Students will hold Civil War re-enactment

Tuesday, February 18, 2003

SIKESTON - Area schoolchildren and history buffs will get a glimpse of the past as a Boy Scout Venture Post hosts Sikeston's first Civil War re-enactment.

The re-enactment will be March 7-9 on Scott Matthews' land south of Sikeston across the Highway 60 from the new R.S. Matthews Park.

"We're going to have signs up showing how to get to the location," said organizer Rick Justice of Sikeston, a science teacher at the Sikeston Middle School.

The re-enactment's hosts, Boy Scout Venture Post 149, is an organization for older teens sponsored by the Am Vets.

"I have about 30 teenagers that have shown interest and get to go to these events. We take these kids all over the United States," said Justice, who has been re-enacting for more than 10 years. "It started out as a after-school program out at Charleston five years ago. To participate they must have good grades and stay out of trouble."

Since then, students from Sikeston and New Madrid have shown an interest and joined the group.

"When we do Union we're the 10th Missouri Cavalry and the 3rd U.S. Colored Cavalry," said Justice. "And when we get to play Confederate we're the 10th Tennessee."

Reenactors will be on site from 10 a.m. till 2 p.m. March 7 for area schools to visit on field trips. "We have the kids come out to there and talk to them about what the soldiers would have worn, how they lived, what they ate," Justice said. "We try to teach them about this time period. We'll show them firing demonstrations."

On March 8, all the participants for the re-enactment will have arrived and made their preparations for the next couple of days. "We have about 200 re-enactors we are expecting to show up," Justice said.

At 11: 30 a.m. March 8 the re-enactors will visit downtown Sikeston at the Depot. "We're going to do a Depot raid," Justice explained. "We're going to show them what they could have seen just about anywhere in Missouri with the guerrilla raids."

Then at 2:30 p.m., the re-enactors will be back out at Matthew's land for the first battle re-enactment.

They will repeat the battle at 1:30 p.m. March 9, "only with a different winner," Justice said. "Saturday one side will win, and Sunday the other side will win."

While many re-enactments recreate some of the larger, more famous battles, these re-enactments will "try to show people what the smaller battles might have been like, especially in areas like this," Justice said. "We always hear about the big battles. There were countless thousands of smaller battles."

Those who don't get a chance to watch the Boy Scout Venture Post in action during the Sikeston re-enactment can also look for them on the silver screen. "We will actually be in the film 'Gods and Generals,'" said Justice.

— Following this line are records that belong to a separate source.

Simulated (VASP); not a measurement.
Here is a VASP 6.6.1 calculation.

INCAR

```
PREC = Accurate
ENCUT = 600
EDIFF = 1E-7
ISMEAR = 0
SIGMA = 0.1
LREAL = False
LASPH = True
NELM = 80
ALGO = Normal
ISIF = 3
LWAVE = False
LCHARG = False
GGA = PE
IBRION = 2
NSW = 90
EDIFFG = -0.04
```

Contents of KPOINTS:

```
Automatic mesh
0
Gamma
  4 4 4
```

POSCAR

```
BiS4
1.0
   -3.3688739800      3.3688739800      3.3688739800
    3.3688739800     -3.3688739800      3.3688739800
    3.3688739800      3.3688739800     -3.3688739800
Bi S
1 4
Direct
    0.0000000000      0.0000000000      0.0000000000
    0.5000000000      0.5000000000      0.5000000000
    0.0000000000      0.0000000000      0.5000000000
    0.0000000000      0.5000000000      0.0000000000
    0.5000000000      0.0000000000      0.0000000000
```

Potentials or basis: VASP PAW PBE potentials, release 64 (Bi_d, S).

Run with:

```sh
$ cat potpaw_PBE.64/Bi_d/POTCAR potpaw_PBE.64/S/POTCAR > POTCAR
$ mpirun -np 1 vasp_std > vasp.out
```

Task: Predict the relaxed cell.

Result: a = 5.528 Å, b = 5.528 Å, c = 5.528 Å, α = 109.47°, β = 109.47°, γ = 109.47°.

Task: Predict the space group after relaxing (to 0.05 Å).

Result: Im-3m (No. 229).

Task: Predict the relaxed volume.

"We went to the 140th anniversary of the Battle of Bulls Run in the summer of 2001," he recalled. "We went to the re-enactment there and once we got there we were informed they were filming for this movie. They were filming the battle scenes for Bulls Run and we just happened to be there at the right place at the right time."

For those interested in being more than just observers the group is always looking for help, Justice said, from volunteering time as adult leaders and role models to helping with fund raisers for equipment.

"Our biggest problem getting the kids to these events," Justice said. "We've been working the last couple of years trying to get a bus or a van."